RIGHT ABOUT NOW,

Google

I kid, of course. We'll leave the unscripted comments to Google's finance chief, George Reyes, who with a few choice sentences Tuesday managed to knock off $8 billion from the online advertising machine's market capitalization.

For the handful of people who didn't hear every detail about Google's gaffe, I'll recap: Reyes told a Merrill Lynch conference audience the company's growth would slow. A quote: "Clearly our growth rates are slowing. We are going to have to find new ways to monetize the business." Shocking!

Exactly who out there thought Google's growth wouldn't slow? Did anyone really expect the company to defy the law of large numbers and become the first to grow at a screamingly fast pace indefinitely? Please. Google is a giant, enormously successful company that simply can't maintain its insane growth rate. And it's no different than any other giant, enormously successful company that tech investors have been enamored with over the years. Microsoft, Cisco Systems, Intel all of them ultimately saw growth rates taper off. Google is no different.

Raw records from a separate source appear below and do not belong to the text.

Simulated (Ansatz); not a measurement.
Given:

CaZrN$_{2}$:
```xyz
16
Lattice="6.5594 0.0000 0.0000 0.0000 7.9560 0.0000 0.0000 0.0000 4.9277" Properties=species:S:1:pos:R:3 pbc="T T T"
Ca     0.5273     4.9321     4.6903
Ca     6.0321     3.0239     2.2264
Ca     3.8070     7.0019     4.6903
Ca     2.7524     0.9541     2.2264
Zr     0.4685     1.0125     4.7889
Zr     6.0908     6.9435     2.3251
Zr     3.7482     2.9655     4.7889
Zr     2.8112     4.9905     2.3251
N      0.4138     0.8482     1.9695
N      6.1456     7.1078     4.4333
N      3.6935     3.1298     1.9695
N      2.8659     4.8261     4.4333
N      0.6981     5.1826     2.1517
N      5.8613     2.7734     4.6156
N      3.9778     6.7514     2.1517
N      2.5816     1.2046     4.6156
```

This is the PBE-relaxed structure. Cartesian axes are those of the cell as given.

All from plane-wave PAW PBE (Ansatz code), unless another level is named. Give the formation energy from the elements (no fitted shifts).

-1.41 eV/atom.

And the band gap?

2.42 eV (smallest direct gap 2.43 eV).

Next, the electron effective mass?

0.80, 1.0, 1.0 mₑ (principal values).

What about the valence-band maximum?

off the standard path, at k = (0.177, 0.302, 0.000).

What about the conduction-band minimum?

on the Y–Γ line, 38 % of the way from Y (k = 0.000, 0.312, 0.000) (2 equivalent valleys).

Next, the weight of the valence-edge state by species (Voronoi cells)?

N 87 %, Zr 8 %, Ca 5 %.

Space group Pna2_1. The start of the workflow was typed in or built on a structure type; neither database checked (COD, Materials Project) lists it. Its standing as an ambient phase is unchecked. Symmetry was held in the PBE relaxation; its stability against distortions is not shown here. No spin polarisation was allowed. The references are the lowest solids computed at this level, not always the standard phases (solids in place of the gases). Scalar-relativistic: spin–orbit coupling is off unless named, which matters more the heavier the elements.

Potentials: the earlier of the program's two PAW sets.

So this was the big news: Google isn't immune to the types of growth constraints that other earth-based companies face.

Now, was the timing of the comments odd? Seeing as how they were made two days before Thursday's analyst meeting, I'd say yes. For a company that's always disclosed to its own drum beat, revealing next to nothing in terms of growth or guidance, Reyes's off-the-cuff remarks are somewhat bizarre. After Google underestimated its tax hit last quarter, missed expectations and saw its stock roundly punished as a result, you'd think management would understand that some clarity is required. Is this Google's idea of clarity? One would wonder, considering the company's statement to "clarify" was basically a reiteration of the CFO's comments.

Following the 7% spanking that Google shares received on Tuesday, analysts dutifully supported the stock en masse on Wednesday. You'd be hard-pressed to find someone on Wall Street who thought Reyes's comments were a real ratcheting down of growth expectations. That might be chief financial officers are human too, after all but it doesn't change the fact that Google needs to be a bit more forthcoming with the details of its business. That's not something it's really had to do until now. When you're riding the fattest, most profitable growth wave in modern corporate history, folks tend to not need too many specifics to justify their investment. But the minute that momentum wanes, investors demand more information.

Which brings me to Google's analyst day on Thursday. I doubt this will be the same cheer fest enjoyed by the company last year. Analysts will be listening for additional details on overall growth expectations, as well as how management plans to transform its various projects outside of search advertising into money makers. There's also the matter of the company's international expansion, expense control and what it aims to do with that $8 billion hoard of cash and marketable securities.

Plenty of questions loom, which have sapped Google shares of late. After more than doubling last year, the stock is down 13% year-to-date. Sure, some of that is a pullback from 2005's amazing return, but it's also worth noting that analysts' earnings estimates for the current quarter and year have eased slightly in the last four weeks, according to Zacks Investment Research. After Tuesday's selloff, Google shares still trade at lofty price/earnings multiple of 42, compared with the Standard & Poor's 500's 16.

Thing is, absent crazy momentum, fat multiples require expectations to keep them inflated. Google's going to have to work on that.